Micheál Martin said the country embraced a "perverse religious morality and control", and highlighted the churches' 'dominant role' in the institutions.

He said the State failed the mothers and children who were sent to the homes.

He praised survivors for sharing their testimonies, and highlighted the pivotal role historian Catherine Corless played in uncovering the mass burial site at the former home in Tuam.

The Taoiseach's lengthy statement in the Dáil followed the publication of the final report of the mother and baby home's commission final report yesterday.

Mr Martin said: "Reading the Commission’s findings and the report of the confidential committee the most striking thing is the shame felt by women who became pregnant outside of marriage and the stigma that was so cruelly attached to their children.

"In the earlier decades covered by the report, witness testimony describes how a dearth of sex education often left young women confused and unaware of how and why they had even become pregnant. Some of these pregnancies were as a result of rape or incest."

Apologising to victims, he said: "On behalf of the Government, the State and its citizens, I apologise for the profound generational wrong visited upon Irish mothers and their children who ended up in a Mother and Baby Home or a County Home.

"As the Commission says plainly - 'they should not have been there'.

"I apologise for the shame and stigma which they were subjected to and which, for some, remains a burden to this day."

He added that the report brings to light "significant failures of the State, the Churches and of society".

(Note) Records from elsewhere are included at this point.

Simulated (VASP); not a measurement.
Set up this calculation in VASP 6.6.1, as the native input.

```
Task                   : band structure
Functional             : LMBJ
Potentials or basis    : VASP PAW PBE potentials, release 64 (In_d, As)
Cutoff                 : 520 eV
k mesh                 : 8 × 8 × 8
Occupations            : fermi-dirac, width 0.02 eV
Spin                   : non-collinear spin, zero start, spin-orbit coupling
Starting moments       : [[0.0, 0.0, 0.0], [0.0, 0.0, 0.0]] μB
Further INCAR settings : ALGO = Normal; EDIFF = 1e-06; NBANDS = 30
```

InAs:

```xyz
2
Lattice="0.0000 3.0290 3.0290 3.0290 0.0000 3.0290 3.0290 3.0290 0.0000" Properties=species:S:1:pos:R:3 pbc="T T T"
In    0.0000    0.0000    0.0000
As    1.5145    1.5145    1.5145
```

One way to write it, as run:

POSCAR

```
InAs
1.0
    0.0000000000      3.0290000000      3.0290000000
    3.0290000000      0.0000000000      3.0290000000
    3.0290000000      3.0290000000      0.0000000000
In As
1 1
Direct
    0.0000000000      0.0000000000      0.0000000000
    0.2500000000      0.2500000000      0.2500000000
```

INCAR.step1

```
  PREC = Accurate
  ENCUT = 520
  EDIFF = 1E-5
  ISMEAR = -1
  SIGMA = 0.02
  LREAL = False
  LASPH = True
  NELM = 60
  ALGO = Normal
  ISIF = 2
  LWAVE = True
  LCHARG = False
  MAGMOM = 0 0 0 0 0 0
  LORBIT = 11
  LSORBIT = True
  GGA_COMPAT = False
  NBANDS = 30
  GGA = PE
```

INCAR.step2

The Taoiseach pledged to respond to all recommendations made by the commission - including introducing 'information and tracing legislation as a priority' so survivors can have access to information about their birth.

Earlier, the Sisters of Bon Secours said they are willing to contribute to a redress scheme for survivors of Mother and Baby Homes.

The group, which ran a facility in Tuam, has also apologised for the unacceptable way children were buried there.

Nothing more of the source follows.